Watching the world fly by

You knew I would be giddy about the Russian meteorite. 

It just fueled the fire of my fascination with all the strange things floating around out there, largely beyond our reach and completely beyond our control. I love it when science fiction turns into science.

So let’s review the main thing we learned from all this. That’s right. We now know that an asteroid becomes a meteor when it enters Earth’s atmosphere and burns up. If you’ve seen a shooting star, you’ve seen a meteor. But meteorites are meteors that make it all the way to Earth’s surface. Write it down. Remember it. This could be important at your next cocktail party or in-home trivia game. It will also be helpful when you write the obituary for your Uncle Boris who lives in meteorite-heavy Siberia.

I was glued to the Internet for hours, scrutinizing every different bit of footage on the Chelyabinsk sky show. What else did I learn? That Russians are either asleep at the wheel or have nerves of steel. Here comes an unexpected, enormous ball of fire screaming across the sky, in some cases in the direction of their windshield. Do they slam on the brakes? Nyet. Do they even slow down or alter their path in any way? Not that I saw. Tell me again — how did we win the Cold War? No wonder our former foes made such terrific villains in so many books and movies.

Based on the sound tracks from most of the meteorite footage, however, the Russians have atrocious taste in drive-time music. It made you almost grateful for the huge explosion that drowned it out.

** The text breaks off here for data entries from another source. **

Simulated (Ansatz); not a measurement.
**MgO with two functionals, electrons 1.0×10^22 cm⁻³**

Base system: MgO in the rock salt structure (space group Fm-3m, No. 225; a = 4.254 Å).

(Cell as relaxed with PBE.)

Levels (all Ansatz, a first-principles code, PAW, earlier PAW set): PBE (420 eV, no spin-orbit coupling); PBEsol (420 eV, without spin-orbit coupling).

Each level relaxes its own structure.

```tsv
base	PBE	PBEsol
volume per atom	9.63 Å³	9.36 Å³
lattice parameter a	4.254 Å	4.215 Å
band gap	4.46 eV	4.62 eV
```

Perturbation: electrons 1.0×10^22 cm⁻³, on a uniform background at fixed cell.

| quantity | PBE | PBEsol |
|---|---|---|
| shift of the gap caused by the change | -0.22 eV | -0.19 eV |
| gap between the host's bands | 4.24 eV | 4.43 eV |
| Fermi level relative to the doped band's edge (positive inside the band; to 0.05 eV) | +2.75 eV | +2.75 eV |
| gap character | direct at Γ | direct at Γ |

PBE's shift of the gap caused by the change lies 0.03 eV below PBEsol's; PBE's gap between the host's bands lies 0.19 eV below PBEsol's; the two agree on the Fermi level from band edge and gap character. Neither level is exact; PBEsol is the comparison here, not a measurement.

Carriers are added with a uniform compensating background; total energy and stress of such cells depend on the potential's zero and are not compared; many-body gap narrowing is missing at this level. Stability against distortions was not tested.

And then there was the broken glass. It gave me the willies just to hear people crunching through it and watch doctors tweezing bits out of people’s faces. Which brings me to our final lesson for the day. If you see even a medium-sized fireball come flying out of nowhere and streak across the sky, duck and cover! You can catch the reruns later on everyone else’s cell phone or dashboard camera. You can borrow it while they are getting the glass removed from their nostrils.